Convergence analysis of a weak Galerkin finite element method on a Shishkin mesh for a singularly perturbed fourth-order problem in 2D

TL;DR

This paper analyzes the convergence of a weak Galerkin finite element method on Shishkin meshes for solving a challenging singularly perturbed fourth-order PDE in 2D, demonstrating robustness and accuracy.

Contribution

It introduces a convergence analysis for a weak Galerkin method on Shishkin meshes tailored for singularly perturbed fourth-order problems, with proofs and numerical validation.

Findings

Proves convergence in a discrete H^2 norm for the WG method.

Shows robustness of the method on Shishkin meshes with $N^2$ elements.

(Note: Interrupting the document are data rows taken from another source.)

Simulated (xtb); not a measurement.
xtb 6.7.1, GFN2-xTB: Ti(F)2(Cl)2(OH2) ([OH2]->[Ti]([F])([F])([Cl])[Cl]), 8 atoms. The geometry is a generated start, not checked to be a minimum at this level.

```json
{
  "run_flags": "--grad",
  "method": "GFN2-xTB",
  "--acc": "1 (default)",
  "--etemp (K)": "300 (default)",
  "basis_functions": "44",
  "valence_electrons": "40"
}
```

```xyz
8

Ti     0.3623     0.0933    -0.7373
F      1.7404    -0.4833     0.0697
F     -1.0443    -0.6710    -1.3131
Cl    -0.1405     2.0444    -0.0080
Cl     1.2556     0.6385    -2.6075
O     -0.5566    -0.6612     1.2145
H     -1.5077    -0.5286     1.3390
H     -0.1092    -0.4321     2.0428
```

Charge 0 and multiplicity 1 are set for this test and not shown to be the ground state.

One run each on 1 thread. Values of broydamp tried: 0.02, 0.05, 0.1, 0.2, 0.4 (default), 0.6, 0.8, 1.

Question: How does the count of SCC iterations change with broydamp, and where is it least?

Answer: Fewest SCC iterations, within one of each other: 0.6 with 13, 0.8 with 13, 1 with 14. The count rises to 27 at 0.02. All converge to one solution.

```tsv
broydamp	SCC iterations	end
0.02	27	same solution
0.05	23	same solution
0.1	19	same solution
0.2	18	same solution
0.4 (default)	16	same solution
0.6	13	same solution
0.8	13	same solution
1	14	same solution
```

Provides numerical results confirming theoretical analysis.

Abstract

We consider the singularly perturbed fourth-order boundary value problem $\varepsilon ^{2}\Delta ^{2}u-\Delta u=f $ on the unit square $\Omega \subset \mathbb{R}^2$, with boundary conditions $u = \partial u / \partial n = 0$ on $\partial \Omega$, where $\varepsilon \in (0, 1)$ is a small parameter. The problem is solved numerically by means of a weak Galerkin(WG) finite element method, which is highly robust and flexible in the element construction by using discontinuous piecewise polynomials on finite element partitions consisting of polygons of arbitrary shape. The resulting WG finite element formulation is symmetric, positive definite, and parameter-free. Under reasonable assumptions on the structure of the boundary layers that appear in the solution, a family of suitable Shishkin meshes with $N^2$ elements is constructed ,convergence of the method is proved in a discrete $H^2$ norm for the corresponding WG finite element solutions and numerical results are presented.